-Aleksi Salla

In the beginning of 2020, I started my master’s thesis process under the supervision and advisement of prof Harri Koivusalo and Heidi Salo from Water and Environmental engineering (Aalto University) and Olle Häggblom from Finnish Field Drainage Association. My thesis was part of the VesiHave project, which aims to improve crop productivity and reduce harmful environmental impacts of cultivation by field water management. As the title suggests, my job was to simulate the effects of future climate on the hydrological processes of an experimental field located in Sievi, North Ostrobothnia, Finland. The objective of the thesis was to assess how the controlled drainage affects the field hydrology (especially water table depths and runoffs) and how these impacts might change under future climate conditions. Controlled drainage is a method, where drainage efficiency can be controlled to some extent. This is typically done with control wells, where the drain outlet can be blocked to prevent drain discharge up to some desirable elevation of the groundwater table. The aim is to maintain sufficient soil moisture for the crop and reduce the environmental impacts of drain discharge while enabling sufficient drainage when needed (e.g. when heavy machinery is operated on the field).

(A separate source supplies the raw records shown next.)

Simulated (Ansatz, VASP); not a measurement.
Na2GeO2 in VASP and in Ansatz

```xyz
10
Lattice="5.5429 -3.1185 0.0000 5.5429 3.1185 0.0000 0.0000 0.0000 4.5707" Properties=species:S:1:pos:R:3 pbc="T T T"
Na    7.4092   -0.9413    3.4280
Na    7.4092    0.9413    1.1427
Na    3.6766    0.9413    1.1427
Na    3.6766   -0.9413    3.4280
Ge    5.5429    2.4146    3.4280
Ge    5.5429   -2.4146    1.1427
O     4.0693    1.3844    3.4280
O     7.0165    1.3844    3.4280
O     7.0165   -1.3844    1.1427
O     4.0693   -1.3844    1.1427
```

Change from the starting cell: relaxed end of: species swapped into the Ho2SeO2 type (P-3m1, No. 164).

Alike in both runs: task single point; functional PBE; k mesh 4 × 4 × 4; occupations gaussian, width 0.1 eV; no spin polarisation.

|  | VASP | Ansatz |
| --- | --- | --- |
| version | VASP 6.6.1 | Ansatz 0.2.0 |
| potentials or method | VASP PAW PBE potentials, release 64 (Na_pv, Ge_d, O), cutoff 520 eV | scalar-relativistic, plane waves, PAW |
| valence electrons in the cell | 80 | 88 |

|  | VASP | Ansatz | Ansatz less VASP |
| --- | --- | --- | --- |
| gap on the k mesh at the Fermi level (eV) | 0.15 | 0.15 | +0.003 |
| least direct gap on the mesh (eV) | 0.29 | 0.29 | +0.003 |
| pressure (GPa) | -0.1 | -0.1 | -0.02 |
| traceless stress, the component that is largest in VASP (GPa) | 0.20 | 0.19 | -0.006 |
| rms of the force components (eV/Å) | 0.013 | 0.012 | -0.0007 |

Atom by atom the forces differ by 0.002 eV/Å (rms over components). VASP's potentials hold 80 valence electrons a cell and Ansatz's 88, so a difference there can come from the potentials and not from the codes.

In the thesis process, I enjoyed the fact that I was able to work with things relatively new to me, but in which I had gained some interest in my previous studies, such as modeling and programming. In the process, I also obtained more insight into climate change, cultivation and time series analysis as well as working with large quantities of data.

I used a three-dimensional, spatially distributed and process based FLUSH model to simulate four drainage scenarios in two future climatic conditions (best case and worst case scenarios). The simulation input included hourly meteorological data and drain control parameters for years 1970-2100. It came out to be a large dataset with 1147560 rows. The Aalto desktop didn’t even begin to simulate the whole 131 year period, but fortunately I was able to use the CSC supercomputers to run the simulations (IT Center for Science Ltd.). With whopping 1.8 petaflops, so they say, the runs took approximately 35 hours (triple checking the input every time would’ve really saved some time). The output data was even larger with >50 columns of hydrological variables for each scenario, so with the internet connection I had, downloading the data took some time. Then importing the data into a python platform took some time. Of course visually presenting simulation results into  beautiful graphs took some time. With all that waiting, shifting between tasks is a skill to be learned for sure.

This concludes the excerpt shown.